(CNN) -- China's former top domestic security official, Zhou Yongkang, has been arrested as part of a corruption probe, the country's state-run Xinhua news agency reports.
Zhou -- who had been one
of nine members of China's top decision-making body, the Politburo
Standing Committee, before stepping down in late 2012 -- was also
expelled from the Communist Party, according to Xinhua, citing a
decision made Friday at a meeting of the party central committee's
political bureau.
The decision comes amid a
much touted anti-corruption campaign launched by President Xi Jinping,
one that has already ensnared several men who had once been prominent
figures in government and the ruling Communist Party.
Corruption is a lightning
rod for public discontent across the Asian nation, which for decades
has been run by the Communist Party. After taking power in late 2012, Xi
banned official extravagance -- from banquets to year-end gifts -- and
vowed to target "flies and tigers" alike in his fight against corruption
when describing his resolve to spare no one, regardless of position.
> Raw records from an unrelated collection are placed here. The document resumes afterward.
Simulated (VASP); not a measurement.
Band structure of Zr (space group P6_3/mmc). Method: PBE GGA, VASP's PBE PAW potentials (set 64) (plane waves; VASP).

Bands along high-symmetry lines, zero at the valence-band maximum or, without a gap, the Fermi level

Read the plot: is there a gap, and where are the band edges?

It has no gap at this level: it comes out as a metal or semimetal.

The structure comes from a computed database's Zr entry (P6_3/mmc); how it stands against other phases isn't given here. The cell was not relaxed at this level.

One of them was Gen. Xu Caihou,
a former vice chairman of the Central Military Commission, which runs
the world's largest standing army. Xu was expelled from the party and
handed over to prosecutors after being found to have accepted bribes,
Xinhua reported in June. Like Zhou, Xu was in the Politburo before
retiring in 2012.
Also this summer, Xinhua reported on the downfall of Su Rong,
a former vice chairman of China's top political advisory body. State
media reported that Su and his wife profited tremendously through bribes
and illegal land deals when he ran the southeastern province of
Jiangxi.
Zhou officially got caught up in this campaign in July,
when the Communist Party announced it was opening a probe into the
retired senior leader for a suspected if then unspecified "serious
disciplinary violation."
According to a statement
released Saturday by the Supreme People's Procuratorate, or China's
prosecutor's office, an investigation determined that Zhou took
advantage of his positions to garner profits for others "and accepted
huge bribes personally and through his family," Xinhua reported. He did
so to help relatives, mistresses and friends, leaking party and country
secrets while hurting state-owned assets, according to Xinhua.
The same report noted
that investigators found that Zhou had affairs with a number of women,
trading "his power for sex and money."
"What Zhou did
completely deviated from the (Communist) Party's nature and mission, and
seriously violated Party discipline," Xinhua said, citing the statement
from the procuratorate. His behavior "badly undermined the reputation
of the Party, significantly damaged the cause of the Party and the
people and have yielded serious consequences."